Find the sum of all prime factors of a number (1 is not considered a prime number).
For example:
- 6 = 2 * 3, so the output is 2 + 3 = 5
- 8 = 2 * 2 * 2, so the output is 2 + 2 + 2 = 6
Sample Inputs/Outputs
| Sample Input(s) | Sample Output(s) |
|---|---|
| One positive integer per line, with x < 2000000000, until EOF. | The corresponding sum of prime factors. |
| 19 32 | 19 10 |
Thought Process
Using a For loop to determine how many prime numbers there are in the input integers (only need to check up to the square root of the input data), and it is recommended to use cin for optimization. According to the test data, 1 is not considered a prime number, so if the input data is a prime number, simply output that prime number.

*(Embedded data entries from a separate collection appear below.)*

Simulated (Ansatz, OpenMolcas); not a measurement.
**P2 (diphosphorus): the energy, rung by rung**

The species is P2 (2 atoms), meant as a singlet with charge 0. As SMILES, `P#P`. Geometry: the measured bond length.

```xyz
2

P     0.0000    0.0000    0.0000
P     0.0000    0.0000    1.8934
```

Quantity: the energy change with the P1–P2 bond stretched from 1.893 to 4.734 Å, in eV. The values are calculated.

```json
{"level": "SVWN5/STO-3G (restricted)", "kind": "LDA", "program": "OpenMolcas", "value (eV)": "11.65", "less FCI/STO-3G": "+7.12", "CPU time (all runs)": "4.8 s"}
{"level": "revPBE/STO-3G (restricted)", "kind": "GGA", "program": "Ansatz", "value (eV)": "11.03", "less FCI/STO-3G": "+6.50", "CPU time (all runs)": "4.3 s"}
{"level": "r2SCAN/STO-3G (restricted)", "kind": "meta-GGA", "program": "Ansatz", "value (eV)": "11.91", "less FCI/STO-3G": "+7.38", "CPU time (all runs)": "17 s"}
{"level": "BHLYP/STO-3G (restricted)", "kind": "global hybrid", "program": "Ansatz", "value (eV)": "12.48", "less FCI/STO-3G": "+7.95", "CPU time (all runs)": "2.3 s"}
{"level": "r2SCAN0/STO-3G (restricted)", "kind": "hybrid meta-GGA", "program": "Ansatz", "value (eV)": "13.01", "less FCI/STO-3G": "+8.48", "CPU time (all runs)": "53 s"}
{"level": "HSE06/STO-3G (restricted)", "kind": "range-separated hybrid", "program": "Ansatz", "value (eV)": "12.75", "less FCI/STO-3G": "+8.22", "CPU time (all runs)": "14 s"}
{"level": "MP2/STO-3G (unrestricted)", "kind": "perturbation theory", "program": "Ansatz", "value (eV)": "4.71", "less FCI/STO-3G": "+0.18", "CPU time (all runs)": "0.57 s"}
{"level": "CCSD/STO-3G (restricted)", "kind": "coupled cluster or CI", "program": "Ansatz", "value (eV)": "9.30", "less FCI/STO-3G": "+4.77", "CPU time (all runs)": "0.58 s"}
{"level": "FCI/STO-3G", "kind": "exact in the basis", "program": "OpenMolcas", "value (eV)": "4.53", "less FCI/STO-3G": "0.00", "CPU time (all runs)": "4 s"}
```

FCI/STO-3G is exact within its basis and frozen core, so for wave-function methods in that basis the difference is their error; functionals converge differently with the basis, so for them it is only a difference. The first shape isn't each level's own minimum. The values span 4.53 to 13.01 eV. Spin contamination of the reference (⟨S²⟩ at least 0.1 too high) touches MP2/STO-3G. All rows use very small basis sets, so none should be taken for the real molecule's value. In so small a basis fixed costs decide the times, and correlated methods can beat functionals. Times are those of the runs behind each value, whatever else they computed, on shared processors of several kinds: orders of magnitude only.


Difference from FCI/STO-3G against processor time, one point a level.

Sample Code-ZeroJudge A740: Sum of Prime Factors
#include <iostream>
#include <math.h>
using namespace std;
int main() {
cin.sync_with_stdio(0);
cin.tie(nullptr);
int num;
while (cin >> num)
{
int ans = 0, OG = num;
for (int i = 2; i <= (sqrt(OG))+1; i++)
{
if (num % i == 0)
{
while (num % i == 0 && num > 1)
{
ans += i;
num /= i;
}
}
}
if (num != 1) ans += num;
cout << ans << endl;
}
}
//ZeroJudge A740
//Dr. SeanXD